The rapid development of sensing technologies, particularly video analytics and trajectory data extraction, has substantially expanded the scope of conflict-based modelling. Recent studies increasingly rely on high-resolution trajectory data derived from UAVs, computer vision, and sensor fusion systems to capture detailed spatiotemporal interactions among road users [
6,
7,
8,
9]. Early approaches primarily relied on statistical and regression formulations to model conflict frequency and severity [
3,
4,
10]. More recent work has incorporated temporal structures and short-term updating mechanisms, including cycle-level modelling and sliding time windows enabling risk estimation over short intervals rather than purely static representations [
11,
12,
13]. In parallel, Bayesian frameworks have been increasingly adopted to explicitly account for uncertainty, heterogeneity, and data limitations in dynamic traffic environments [
12,
14,
15].
A major methodological development in the field has been the adoption of extreme value theory (EVT), which focuses on modelling rare but safety-critical conflict events. EVT-based approaches provide a probabilistic framework linking the tails of conflict distributions to crash likelihood, and have demonstrated strong potential for short-term crash risk estimation across different traffic environments [
5,
6,
14,
16,
17,
18]. At the same time, machine learning methods have gained prominence due to their ability to capture complex nonlinear relationships in high-dimensional data, particularly when using trajectory and video-based inputs [
7,
9,
19,
20]. While these approaches often achieve strong predictive performance, their interpretability and explicit treatment of uncertainty remain limited in many applications, although recent studies have begun to address these limitations through explainable AI and probabilistic deep learning frameworks [
7,
8].
More recently, hybrid modelling strategies have emerged, combining probabilistic and data-driven techniques to leverage complementary strengths. Examples include the integration of EVT with machine learning for crash risk forecasting [
21], Bayesian–EVT frameworks for multi-level conflict modelling [
22], machine learning–Bayesian spatial frameworks [
23], and hierarchical hybrid models that jointly address occurrence and frequency of conflicts [
24,
25]. Such developments reflect a growing emphasis on balancing predictive performance, interpretability, uncertainty quantification, and operational feasibility.

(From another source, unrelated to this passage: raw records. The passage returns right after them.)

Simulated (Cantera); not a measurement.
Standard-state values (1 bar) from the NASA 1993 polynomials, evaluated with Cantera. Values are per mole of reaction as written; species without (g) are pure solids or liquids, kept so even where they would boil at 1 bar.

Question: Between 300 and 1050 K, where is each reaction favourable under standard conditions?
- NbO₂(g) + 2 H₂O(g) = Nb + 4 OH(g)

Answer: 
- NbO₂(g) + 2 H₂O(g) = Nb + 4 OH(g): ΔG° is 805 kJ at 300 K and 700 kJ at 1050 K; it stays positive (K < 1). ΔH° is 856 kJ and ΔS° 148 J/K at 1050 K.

Despite this rapid methodological evolution, the literature remains fragmented, with limited efforts to systematically compare modelling paradigms across key analytical dimensions. Existing studies differ substantially in terms of data sources (e.g., trajectory-based vs. aggregated traffic states), temporal representation (instantaneous, short-horizon, or cycle-level), conflict indicators (e.g., TTC, PET, MTTC, or alternative measures), and modelling objectives (frequency, severity, or risk evolution), making direct comparison challenging [
8,
12,
13].
This review addresses these limitations by providing a structured, model-centric synthesis of conflict-based approaches for real-time crash risk assessment. The literature is organized into five major modelling paradigms: statistical and regression-based models, Bayesian frameworks, EVT-based approaches, machine learning methods, and hybrid models. This classification enables a systematic comparison of their underlying assumptions and methodological characteristics.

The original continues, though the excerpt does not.